Saturday, December 20, 2008

A suggested response to the Moral Maze

I've put the following together as a response to the Moral Maze's letter in response to our initial complaint (see earlier posts). I'd appreciate any advice on this and if you would like to add your name to this letter that I will send them in early January then please e-mail me on bradfordmuslimatyahoodotcouk.

Dear Moral Maze,


Thank you for your response to our complaint about the appearance of Melanie Phillips and Kenan Malik on the Moral Maze. We raised the point with you that Melanie Phillips has called for the ‘taming’ of Muslims and that therefore we regarded your continued patronage of her as a panellist as unacceptable in that you are allowing her the privilege of state-sanctioned power. We also raised the point of Kenan Malik’s recent involvement in the Moral Maze. It saddens us that the first Asian that you have chosen as a panellist on the Moral Maze is someone who publicly asserts that anti-Muslim prejudice is severely exaggerated.
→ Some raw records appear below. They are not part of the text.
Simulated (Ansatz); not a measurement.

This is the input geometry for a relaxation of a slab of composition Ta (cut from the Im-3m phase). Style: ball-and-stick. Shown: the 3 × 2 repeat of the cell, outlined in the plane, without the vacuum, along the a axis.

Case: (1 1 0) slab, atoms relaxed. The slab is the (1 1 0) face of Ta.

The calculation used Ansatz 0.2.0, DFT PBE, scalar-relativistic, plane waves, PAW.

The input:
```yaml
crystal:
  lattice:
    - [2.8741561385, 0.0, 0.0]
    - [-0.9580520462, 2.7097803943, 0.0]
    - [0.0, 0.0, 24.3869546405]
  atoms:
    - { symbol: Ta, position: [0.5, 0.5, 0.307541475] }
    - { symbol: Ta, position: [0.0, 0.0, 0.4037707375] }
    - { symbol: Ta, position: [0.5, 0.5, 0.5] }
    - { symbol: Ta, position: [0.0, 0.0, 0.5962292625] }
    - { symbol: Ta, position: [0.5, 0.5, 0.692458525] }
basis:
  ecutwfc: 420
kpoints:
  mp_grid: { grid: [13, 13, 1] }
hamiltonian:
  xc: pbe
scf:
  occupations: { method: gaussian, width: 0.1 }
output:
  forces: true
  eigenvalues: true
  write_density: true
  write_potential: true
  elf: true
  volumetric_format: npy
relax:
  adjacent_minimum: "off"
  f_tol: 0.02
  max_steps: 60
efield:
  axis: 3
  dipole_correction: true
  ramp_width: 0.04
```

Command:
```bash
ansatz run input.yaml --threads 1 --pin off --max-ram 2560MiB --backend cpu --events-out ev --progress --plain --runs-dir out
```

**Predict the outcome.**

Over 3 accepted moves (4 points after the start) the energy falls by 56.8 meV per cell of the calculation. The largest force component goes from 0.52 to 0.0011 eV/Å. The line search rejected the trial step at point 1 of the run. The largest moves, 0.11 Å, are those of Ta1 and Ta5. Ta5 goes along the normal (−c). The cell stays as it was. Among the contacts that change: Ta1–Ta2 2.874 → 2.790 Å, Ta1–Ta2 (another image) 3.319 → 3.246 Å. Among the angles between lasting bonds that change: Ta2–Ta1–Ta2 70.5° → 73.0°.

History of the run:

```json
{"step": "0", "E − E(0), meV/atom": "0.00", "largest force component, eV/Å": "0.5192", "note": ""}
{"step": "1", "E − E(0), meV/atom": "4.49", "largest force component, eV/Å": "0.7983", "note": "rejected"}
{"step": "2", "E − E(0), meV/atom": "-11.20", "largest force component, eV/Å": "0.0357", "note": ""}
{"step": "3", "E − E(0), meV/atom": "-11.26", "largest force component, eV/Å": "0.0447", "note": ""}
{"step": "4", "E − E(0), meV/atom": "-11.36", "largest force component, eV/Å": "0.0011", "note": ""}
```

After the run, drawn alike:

In your response, you stated:

a) That you have only covered Muslims and Islam on three occasions in the last two years.

b) That the programme achieves balance through the invitation of Muslims as witnesses.

c) That Melanie Phillips’s views were not broadcast by the BBC

We wish to take you to task on these three aspects of your response.

First of all, you have stated that the Moral Maze has only covered Muslims and Islam on three occasions in the last two years. You mention the Archbishop of Canterbury’s speech on the Sharia, the government’s approach to language in counter-terrorism and the counter-terrorism approach in general as three themes that have been covered. But this is the central ‘conceit’ of your programme and the fundamental moment in which you are discriminatory in the most powerful of ways against us. These moments are times of national debate and conversation: the debate is heated and serious and has huge consequences for everyone including us Muslims as the objects of this discussion. At this moment, you stage a debate in which you have empowered one person who holds extreme perspectives in this debate to act as a regular panellist – inquisitor – of us who have to represent ourselves, and can only represent ourselves, as witnesses. The closest analogy is the court, and because of the way you have set up the debate, we can only appear on one side of it. The side which is guilty or not guilty. The inquisitor is someone who has publicly stated that the problem is with our religion itself and that we should be ‘tamed’. You state in your response:

It is indeed true that at the moment we do not have a Muslim panellist on the programme, but that is not unfair, nor does it amount to discrimination against Muslims because when we do discuss subjects that affect Muslims in Britain, we have Muslim witnesses.

And in doing so, you miss the above point. You have set up a panel which is unfair and discriminatory towards us. We feel it strongly and are telling you that it is the case.

Secondly, while remaining on this first point. You have mentioned three occasions in the last couple of years in which you have directly discussed Islam and Muslims. But some of us remember that you have also discussed the legitimacy of torture at the end of the last season in which Melanie Phillips argued for the legality of torture as part of the war on terror. You have not included this programme in your list. It was around this time that Melanie Phillips called for the ‘taming’ of Muslims.

You have also only gone back to the beginning of 2007. We feel that it would be more appropriate to go back to 2001 and count the number of programmes that discuss Islam and Muslims and then the number of times that Melanie Phillips has participated in these programmes. We also feel that it would be more appropriate for an independent person to analyse the topics, indeed, we think it would be most appropriate for an independent person to conduct a discursive analysis on all of your programmes that have discussed Islam and Muslims since 2001 as this would provide the most objective and fair analysis of the data. We are willing to recommend some academics to you whom we regard as fair.

Combined, we are suggesting that the number of times that you have discussed us would be more than you suggest, and even if proven otherwise, the act of representation that is ‘The Moral Maze’ is not a matter to be belittled.

Finally, you state in brackets that Melanie Phillips did not broadcast her remark on ‘taming’ Muslims on the BBC. We remind you that the BBC cancelled ‘Kilroy’ because of Kilroy-Silk’s comments made about Arabs that were published elsewhere. So we do not hold to this point and wonder what BBC editorial policy is on this?

To conclude, we do not accept your points. We still regard your programme as discriminatory towards us, in fact your choice of Kenan Malik seems to confirm this. We certainly feel that your programme is unfair. But in the first instance, we wish to provide you with the opportunity to make the programme fairer than it is at present.

In summary:

We do not believe that your programme is balanced as a whole because of the power difference between the panellist and the witness.

We do not believe that you have accounted for the frequency of your coverage of matters that affect us directly as a community in the most transparent of ways.

We seek to call in an independent academic to study the programme since 2001.

We ask you to change the structure of the programme in order to make it fairer in its treatment of us.